Google finally updated Google Reader this week, after a period of stagnation which hasn’t seen any changes for months. The main changes are a new design, integration with Google+ and the removal of the old social features (in favour of Google+).
The new design matches the look given to other Google products, such as Gmail and Google+, and while I’ve generally liked the new look I don’t think it works well here. There’s far too much white space which, especially on a widescreen monitor, means that the actual content area is very small (Update: As expected, there’s a Greasemonkey script to correct this). It’s also quite monochrome – all the links are the same colour as the text, which makes it look very plain and means that the links don’t stand out as much.
That’s not to say that the design should not have changed; the old design looked very dated and I’m pleased to see it updated; I just think they could have done a better job.
Integration with Google+
One of my 8 things Google+ needs to do to become popular was to do with better integration, and seeing how Google+ is clearly a major new strategy at Google it’s good to see this included. You can now +1 any item in Google Reader, and then in turn share it to your circles on Google+, thus making it easier to share interesting links with your friends. This is in lieu of Google Buzz, which Google is in the process of closing. My only comment about this is that the number of +1s on each item is shown in very small text; whereas on the old Google Reader the number of ‘likes’ was very prominent.

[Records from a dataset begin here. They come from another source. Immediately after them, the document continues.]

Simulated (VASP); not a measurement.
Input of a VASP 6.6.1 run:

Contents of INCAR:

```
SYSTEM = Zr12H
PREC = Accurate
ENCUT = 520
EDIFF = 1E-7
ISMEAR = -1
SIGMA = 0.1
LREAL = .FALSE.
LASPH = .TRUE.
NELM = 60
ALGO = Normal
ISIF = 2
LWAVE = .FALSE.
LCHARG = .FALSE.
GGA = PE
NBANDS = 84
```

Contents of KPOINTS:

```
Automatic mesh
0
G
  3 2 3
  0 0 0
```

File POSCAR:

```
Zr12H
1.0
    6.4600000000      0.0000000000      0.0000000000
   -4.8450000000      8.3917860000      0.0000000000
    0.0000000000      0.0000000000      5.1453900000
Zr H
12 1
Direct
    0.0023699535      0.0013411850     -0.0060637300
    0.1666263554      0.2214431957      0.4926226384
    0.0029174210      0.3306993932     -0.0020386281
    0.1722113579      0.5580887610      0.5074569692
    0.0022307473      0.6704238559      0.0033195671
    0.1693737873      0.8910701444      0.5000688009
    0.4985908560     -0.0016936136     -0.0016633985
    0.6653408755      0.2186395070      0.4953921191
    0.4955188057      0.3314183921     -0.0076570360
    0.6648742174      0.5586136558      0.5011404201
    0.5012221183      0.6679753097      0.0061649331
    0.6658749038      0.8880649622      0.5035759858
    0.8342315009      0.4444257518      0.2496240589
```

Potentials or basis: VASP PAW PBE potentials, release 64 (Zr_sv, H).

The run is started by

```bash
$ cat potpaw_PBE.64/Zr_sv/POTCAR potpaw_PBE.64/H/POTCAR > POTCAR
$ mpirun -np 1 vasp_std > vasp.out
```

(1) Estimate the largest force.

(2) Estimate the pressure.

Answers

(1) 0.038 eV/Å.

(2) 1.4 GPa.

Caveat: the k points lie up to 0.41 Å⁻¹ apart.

Removal of old social features
It’s clear that Google are using Google+ as its social platform, and therefore has removed the ability to share items with other Google Reader users and instead wants you to +1 them. On the whole, I don’t have much of a problem with this – it was something that I never really used – but others are not very happy. I’ll give Google the benefit of the doubt and assume that so few of their users actually made use of this feature that it probably wasn’t worth keeping, and was not in line with the strategy of having Google+ at the forefront of all social interactions with Google’s tools. It will mean that I can no longer have ifttt import my shared items into Delicious, although Google Reader still allows you to ‘star’ items and these can be imported, so it’s not a major loss.
So overall it’s a mixed bag. I’m glad that Google Reader is receiving some attention, and it’s on the right lines, but the design could do with more work. I’m also really looking forward to the Google+ API being opened up so that I can actually do something with all of the data that I’m putting in there.